I want the user to see whether the password is wrong before the file is decrypted.
Decryption does not tell you whether the password was correct. If you supply the wrong password, you will get a decrypted result. A wrong one, but how do you know?
Usually the data that you encrypt has some structure that's known in advance. Say, it's a text file, and it must contain only printable characters. Or it's a video file and must begin with a well-formed MPEG header. If the password is accidentally wrong, then the probability that the output still has this structure is negligible. In most cases the first few decrypted bytes will give away whether the output is well-formed, and therefore whether the password is correct. But it's difficult for your application to tell — whether it performs that verification after decrypting the first few bytes or after decrypting everything — unless the application is specialized to a specific file format.
So what you can do is to start your plaintext with a known header, something like Elefantosque's exercise in password-protected encryption
. If the first few decrypted bytes are correct, then you know the password is correct. The length of the header is determined by the strengh of your encryption; it should be at least the length of the secret key (i.e. 32 bytes here).
Incidentally, if your decrypting application can tell whether the output is correct in some generic way, then it is doing more than encryption: it is also verifying the integrity of its input. AES doesn't do this (it can if used in particular modes). So either your application is performing some other cryptographic verification of the data which you aren't telling us about, or your application is not really verifying integrity, and in particular does not detect a wrong password.
If you use the known header method above, then your application will detect a wrong password by verifying the integrity of the header (here, the integrity check is that the header must be equal to a known value). Note that you will still not be verifying the integrity of the data.
If you're worried about an attacker modifying the data in transit, then what you need is either some form of authenticated encryption in a single algorithm (which can be an AES chaining mode), or to combine encryption with authentication through a MAC (encrypt-then-MAC or MAC-then-encrypt).
Another thing that you aren't saying is how the use of AES relates to the supplied password. An AES-256 key normally consists of 256 bits which must be wholly unknown to the attacker (randomly generated over the whole key space). A password is a string, usually chosen by a human, which may have constraints to consist only of printable characters, have minimum length requirements and so on. Making an AES key out of a password is a non-trivial operation, and the way you do it is critical to your application (or rather your protocol)'s security.

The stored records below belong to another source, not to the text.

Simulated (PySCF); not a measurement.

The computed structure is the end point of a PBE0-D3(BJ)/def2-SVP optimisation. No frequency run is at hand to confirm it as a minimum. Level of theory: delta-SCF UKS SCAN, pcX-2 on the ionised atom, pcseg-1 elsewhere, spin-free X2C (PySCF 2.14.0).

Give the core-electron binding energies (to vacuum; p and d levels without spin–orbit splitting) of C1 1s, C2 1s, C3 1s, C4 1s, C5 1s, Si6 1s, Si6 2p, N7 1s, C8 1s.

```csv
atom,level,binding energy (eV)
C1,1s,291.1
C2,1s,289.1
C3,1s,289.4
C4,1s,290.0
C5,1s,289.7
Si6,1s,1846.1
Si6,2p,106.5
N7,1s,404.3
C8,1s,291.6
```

An acceptable way to make an AES key from a password is key stretching and salting. The problem with passwords is that an attacker can often crack them by brute force. It doesn't matter how your password is used, if the attacker knows that it's one of password
, 1234
or l33t
, then the attacker can try all three possibilities. The most you can hope for (in a scenario like yours) is to make it expensive for the attacker to try many possibilities. A good stretching function takes a long time to compute. For legitimate uses, you only perform the function once, so the cost doesn't matter, whereas the attacker's cost is multiplied by the number of attempts he performs. As for salting, it lessens the amount of reuse for an attacker who wants to crack multiple encrypted files. Salting means including a random component (stored in plaintext) in the stretched data. As the salt is different for every file, the attacker cannot precompute a list of stretched keys derived from common passwords.
As a more general note, you seem to have a lopsided view of security (don't worry, it's common with beginners). You're putting a lot of importance on the choice of algorithm (AES-256, dismissing SHA-1), and none at all to other parts that matter, such as what makes you conclude that a password is correct or how you use the password in your scheme. In fact, finding weaknesses in a commonly-used cryptographic algorithm is very rare (especially practical weaknesses) compared to finding vulnerabilities in protocols, i.e. in the way the information flows and the algorithms are used. Cryptographic algorithms are hard to design, but a few of them suffice for most purposes and you don't need to understand why they work (or even how, really) to use them. Protocols are hard to design as well, and they are often application-specific, at least in part; so you need to pay a lot of attention to your protocol design. Reuse existing protocols whenever possible (but be careful that you're using them correctly!), and tread carefully when you need to design one. Again, you can bet your application will break because of a broken protocol (or a broken implementation, if you aren't a careful implementer), not because of a broken cryptographic algorithm.
As a matter of fact, there's no good reason not to use AES-128. It would cut down on the decryption time and not perceptibly reduce security. The use of SHA-1 has indeed not been recommended for a long time, though the attacks that were feared took longer to arrive than predicted. Still, SHA-1 is not broken for the purpose that would have mattered here, namely reversing a hash (the known weaknesses have to do with collisions, i.e. finding data with the same hash as some known data). Nonetheless SHA-256 is recommended where the design calls for a cryptographic digest.
P.S. I'm assuming this is a learning exercise. Obviously, for real-world use, you would use existing, well-reviewed software such as PGP/GPG.